Speaking at Oxford, Apple CEO Tim Cook shared a lesson learned from the "spectacular" commercial failure of the Power Mac G4 Cube in 2000 -- and from his mentor Steve Jobs. An anonymous reader quotes Business Insider: "It was a very important product for us, we put a lot of love into it, we put enormous engineering into it," Cook said of the G4 Cube on stage. He calls it an "engineering marvel." At the time, Cook was Apple Senior VP of Worldwide Operations, recruited personally by then-CEO Steve Jobs... While the design was a hit, it was $200 more expensive than the regular Power Mac G4, a more traditional-looking PC with very similar specs. And some Cubes would develop cosmetic cracks in the acrylic cube casing due to a manufacturing flaw. In his talk, Cook says that Apple knew the Cube was flopping "from the very first day, almost..."

Ultimately, Cook says, it was a lesson in humility and pride. Apple had told both employees and customers that the G4 Cube was the future. And yet, despite Apple's massive hype, demand just wasn't there, and the company had to walk away. "This was another thing that Steve [Jobs] taught me, actually," says Cook. "You've got to be willing to look yourself in the mirror and say I was wrong, it's not right." In a broader sense, Cook says that Jobs taught him the value of intellectual honesty -- that, no matter how much you care about something, you have to be willing to take new data and apply it to the situation.

He advised his audience to "be intellectually honest -- and have the courage to change."

And the article points out that today there's a small but enthusiastic community who are still hacking their Power Mac G4 Cubes.

4 of 169 comments (clear)

  1. So... do we get a proper tower mac pro back now? by fyngyrz · · Score: 5, Interesting

    He advised his audience to "be intellectually honest -- and have the courage to change."

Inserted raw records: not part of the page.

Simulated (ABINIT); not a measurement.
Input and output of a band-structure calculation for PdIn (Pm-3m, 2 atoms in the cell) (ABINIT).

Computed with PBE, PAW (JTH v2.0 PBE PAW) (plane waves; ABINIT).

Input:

    So... do we get a proper tower mac pro back now?

    --
    I've fallen off your lawn, and I can't get up.
  2. Look yourself in the mirror, Mr. Cook. by sombragris · · Score: 4, Interesting

    "You've got to be willing to look yourself in the mirror and say I was wrong, it's not right...."

    I think you need to look yourself in the mirror again, Mr. Cook, on the matter of those pesky 3.5mm headphone jacks.

    --
    -- Look to the Rose that blows about us--"Lo, Laughing," she says, "into the World I blow..."
  3. Re:Same mistakes again by Trailer+Trash · · Score: 5, Interesting

    This is exactly the issue - change for the sake of change. There was literally no reason to change the power adapter. None. Removing USB ports? Stupid. It almost certainly still uses USB internally for the camera, keyboard, and trackpad, so it's not like the hardware isn't there. The function keys? This might possibly have been a step forward - at least it has the potential to be better. But internal testing should have revealed it to be annoying rather than more useful.

    When they removed the floppy drive I thought it was the right move - same with optical storage drives. It's just too early for external drives and their core market (design and creative professionals) are the ones who are most likely to use external hard drives. As I said, I'll always need them. I have 7+ TB of music on Amazon S3 now, I'm dealing with datasets that are just too big to move around online (we have to ship drives to Amazon for imports).

  4. Basic Management 101 by GerryGilmore · · Score: 4, Interesting

    Back in my management days, I used to regularly regurgitate some variation of the following to all my employees: "I expect you to make mistakes. I'll be happy to share a few of the many mistakes that I've made throughout my career, if you like. The one unpardonable sin that I will not tolerate is to not openly and honestly acknowledge any mistake that you make, because that shows me that you cannot/will not learn. We learn 10X++ more from our mistakes than from banging out a standard project spec. Just tell me what you learned."